Abstract:
A unit for independently storing liquids and heating and cooling in separate liquid containers that is adaptable for mounting in a vehicle, and preferably shaped to fit over the transmission hump of a vehicle floor. The heating and/or cooling means is a separate thermoelectric junction unit mounted to each container and powered by the electric supply of a built-in battery of the vehicle. The spigot of each container is connected to the outlet of a separate pump so that the spigot may be located above the bottom of the container. The thermoelectric junction of two tanks may be connected so that the passage of electricity through the connected junctions serves to cool one tank and heat the other. Alternatively, each junction may be fitted with a separate heat sink or cold sink.

Description:
BACKGROUND OF THE INVENTION 
     Various types of equipment have been disclosed for use in the storage and dispensing of heated and cooled liquids in a vehicle. Such prior inventions are disclosed in the following U.S. Pat. Nos. 4,140,150; 3,586,099; 4,055,279; 3,912,475; 3,955,713; 4,034,571; 3,692,975; and 3,669,314. 

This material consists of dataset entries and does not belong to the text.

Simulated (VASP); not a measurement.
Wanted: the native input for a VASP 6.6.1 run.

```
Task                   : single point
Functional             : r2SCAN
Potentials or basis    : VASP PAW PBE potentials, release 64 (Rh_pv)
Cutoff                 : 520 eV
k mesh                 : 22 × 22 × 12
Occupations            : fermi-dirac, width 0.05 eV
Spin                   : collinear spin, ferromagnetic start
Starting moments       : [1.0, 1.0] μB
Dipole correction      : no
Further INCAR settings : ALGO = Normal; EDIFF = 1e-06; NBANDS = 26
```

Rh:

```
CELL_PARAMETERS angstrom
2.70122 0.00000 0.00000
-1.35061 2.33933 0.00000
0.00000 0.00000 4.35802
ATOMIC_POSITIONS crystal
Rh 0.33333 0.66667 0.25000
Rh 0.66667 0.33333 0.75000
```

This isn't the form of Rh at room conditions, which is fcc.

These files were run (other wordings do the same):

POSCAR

     In particular, U.S. Pat. No. 4,055,279 shows a vehicle beverage dispenser that pumps both cold and hot liquid using heat exchange coils and may be mounted over the transmission hump. U.S. Pat. Nos. 3,669,314 and 4,140,150 also show vehicle dispensers that produce both hot and cold liquids, using heat exchangers. 
     However, none of these inventions suggest the effectiveness and utility of the applicant&#39;s dispenser as described herewith. 
     SUMMARY OF THE INVENTION 
     My invention is a unit for independently storing liquids and heating and cooling in separate liquid containers that is adaptable for mounting in a vehicle, and preferably shaped to fit over the transmission hump of a vehicle floor. The heating and/or cooling means is a separate thermoelectric junction unit mounted to each container and powered by the electric supply of a built-in battery of the vehicle. The spigot of each container is connected to the outlet of a separate pump so that the spigot may be located above the bottom of the container. The thermoelectric junction of two tanks may be connected so that the passage of electricity through the connected junctions serves to cool one tank and heat the other. Alternatively, each junction may be fitted with a separate heat sink or cold sink. 
    
    
     BRIEF DESCRIPTION OF THE DRAWINGS 
     The objects and features of the invention may be understood with reference to the following detailed description of an illustrative embodiment of the invention, taken together with the accompanying drawings in which: 
     FIG. 1 is a perspective view of the invention; 
     FIG. 2 is a detail sectional view of the invention taken along line 2--2 of FIG. 1; 
     FIG. 3 is a sectional view of a thermoelectric module; 
     FIG. 4 is a side sectional detail view taken along line 4--4 of FIG. 1; 
     FIG. 5 is a rear elevation view of the invention; 
     FIG. 6 is a plan view taken along line 10--10 of FIG. 9. 
     FIG. 7 is a detail sectional view of a pair of adjacent thermoelectric modules; 
     FIG. 8 is a detail schematic view of the outlet pump of a vessel; 
     FIG. 9 is a sectional view of a vessel fitted with a percolating unit. 
    
    
     DESCRIPTION OF THE PREFERRED EMBODIMENT 
     Turning now descriptively to the drawings, in which similar reference characters denote similar elements throughout the several views, FIG. 1 is a perspective view of the invention in the form of a console 20 which is formed with a base section 22 shaped with a concave bottom wall 24 of a size to engage about the transmission hump of the rear floor 27 of conventional automobiles. A slidable drawer 25 is mounted in base section 24 for storage of supplies, with drawer pull 26 extending from the drawer.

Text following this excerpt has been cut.